Advisor Perspectives, a leading publisher serving financial advisors and the financial advisory community, has announced its Venerated Voices awards for commentaries published in Q2 2018. Rankings were issued in four categories: The Top 25 Venerated Voices by Firm and Author, the Top 10 Venerated Voices by Commentary, and a new category, The Top 25 Venerated Voices by Firm and Author (minimum three posts), where we include only those firms who contributed at least three commentaries in Q2.

Leading the Top 25 Venerated Voices by Firm category were CMG Capital Management Group of Pennsylvania, followed by Mauldin Economics of Arizona in second. In third place is Hussman Funds of Maryland.

Among individual commentators, the most-widely read were Rob Arnott, Shane Shepherd, and Bradford Cornell, all of Research Affiliates in first place, Steve Blumenthal of CMG Capital Management Group was in second place, followed by Ben Inker of GMO in third place.

Leading the Top 25 Venerated Voices Most Posts by Firm category were Mauldin Economics of Arizona, followed by Hussman Funds of Maryland in second. In third place was Blackstone of New York City.
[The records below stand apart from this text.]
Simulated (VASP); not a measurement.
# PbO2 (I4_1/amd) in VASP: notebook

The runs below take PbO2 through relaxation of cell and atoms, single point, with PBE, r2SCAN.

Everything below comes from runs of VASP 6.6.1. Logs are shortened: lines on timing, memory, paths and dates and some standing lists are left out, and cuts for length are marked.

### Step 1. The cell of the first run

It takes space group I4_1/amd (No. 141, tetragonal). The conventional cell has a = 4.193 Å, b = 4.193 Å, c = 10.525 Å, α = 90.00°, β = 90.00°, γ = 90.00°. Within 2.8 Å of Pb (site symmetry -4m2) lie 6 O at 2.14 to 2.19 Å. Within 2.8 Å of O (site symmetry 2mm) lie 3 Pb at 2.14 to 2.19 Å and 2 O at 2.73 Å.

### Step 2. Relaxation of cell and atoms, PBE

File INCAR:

The most-widely read commentary of Q2 was Train Crash Preview by John Mauldin of Mauldin Economics. Published May 18th, Mauldin predicted a worldwide debt-default within 10 to 12 years due to systematic instability and laid out steps in which this could happen. It would begin with massive illiquidity that would lead to a lending drought, followed by political backlash. Mauldin gives a 60-70% chance of recession by 2020. He believes that in the end, a “Great Reset” will occur where there will be a global “debt wipeout” agreement.

Jeffrey Saut of Raymond James took second place with Two of the Most Important Investing Paragraphs We Have Ever Read. The piece was published April 16th and used two paragraphs from Edgar Genstein’s Stock Profits Without Forecasting as a basis for investing advice. Genstein recommends “…sell when you wish you had sold sooner…” and as a result, “…some of your profits will be large, and your losses should be quite small.” Saut described an addition to this that Raymond James has adopted: scale sell partial positions. He claimed this will allow capital gains accruals to the portfolio and will rebalance stock positions to their original intended weightings.

Coming in third was High Yield Train Wreck, published May 26th, once again by John Mauldin. This piece continued the train wreck analogies, stating that the next crisis will be triggered by corporate debt as opposed to housing debt as in the 2008 recession, beginning with high-yield junk bonds. Mauldin used WeWork, the shared workspace company, as an example quoting their massive negative cashflows and lack of real assets. With WeWork’s use of single-purpose entities (SPEs), they’ve limited their risk exposure to the parent company, which falls on property owners in the event of a recession or downturn. Mauldin said this will all flow downstream and that there are many, many companies like it.